The Coding for Employment program, which equips African youth with the digital skills they need to contribute meaningfully to the global digital economy, is part of a foundational pipeline for girls and young women to pursue science and technology-related careers.

Coding For Employment held virtual and in-person ribbon-cutting ceremonies for three new centres of excellence in March. Two of the centres are in Nigeria—at Covenant University in Ogun State and at Gombe State University, Gombe State.

The third centre of excellence is situated on Kenya’s University of Nairobi campus. The ceremonies took place at Covenant University and the University of Nairobi. Bank representatives, Coding for Employment partners and university staff attended. 

“This launch is a reflection of the Bank’s strong commitment to creating a world where gender equality is true in the classroom, in the boardroom, and in every sector of the economy in order to build a more inclusive, innovative, and resilient African society,” Martha Phiri, Bank Director for Human Capital, Youth and Skills Development said in virtual remarks.

Initially, the centres will serve participants in Coding for Employment’s Digital Ambassadors program, a new, intensive peer-to-peer training model set to expand digital skills to more African youth, especially in rural communities where internet connectivity is low.

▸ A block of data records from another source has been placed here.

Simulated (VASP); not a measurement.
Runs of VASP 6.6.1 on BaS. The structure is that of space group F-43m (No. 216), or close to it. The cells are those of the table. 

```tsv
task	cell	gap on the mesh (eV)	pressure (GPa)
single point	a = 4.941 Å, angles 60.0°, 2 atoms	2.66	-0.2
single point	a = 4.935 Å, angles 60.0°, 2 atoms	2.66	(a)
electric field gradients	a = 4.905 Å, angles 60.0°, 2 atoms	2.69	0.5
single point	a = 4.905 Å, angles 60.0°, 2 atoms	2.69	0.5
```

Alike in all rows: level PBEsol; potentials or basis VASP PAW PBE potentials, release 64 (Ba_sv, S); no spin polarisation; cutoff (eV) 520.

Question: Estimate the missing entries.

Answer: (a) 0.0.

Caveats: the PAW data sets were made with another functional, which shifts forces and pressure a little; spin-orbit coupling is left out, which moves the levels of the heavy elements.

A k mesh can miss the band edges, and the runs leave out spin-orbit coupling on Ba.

The launch event also included a virtual discussion on the role of women in Africa’s digital economy as well as persistent gender disparities in science, technology, engineering and mathematics (STEM) fields.

According to the International Telecommunication Union, which organizes the Girls in ICT Day, only 30% of the world’s tech science and technology professionals are women.

“Socio-cultural norms, beliefs, and bias have long informed how women are perceived and limited the opportunities for women to pursue careers in the technology field. Breaking these biases requires exposing young girls to coding and to STEM-related fields very early on, for them,” said Olatomiwa Williams, Microsoft’s Nigeria country manager.

The new centres of excellence are equipped with 50 computers, ergonomic furniture in classroom-style learning stations, and informal networking areas.

Students enrolled in Coding for Employment programs gain access to free courses in web design, app development, data science, and digital marketing, among others.

The Coding for Employment Program is a key component of the African Development Bank Group’s Jobs for Youth in Africa Initiative, which aims to put Africa’s youth on a path to prosperity.

By 2025, the Jobs for Youth in Africa Initiative aims to equip 50 million youth with employable skills and create 25 million jobs in agriculture, information, communication and technology fields, and other key industries across Africa. 

The centres’ opening brings to seven the number of Coding for Employment-branded learning spaces across the continent, including in Rwanda, Senegal, and Côte d’Ivoire. Coding for Employment plans to open 130 centres across Africa by 2025.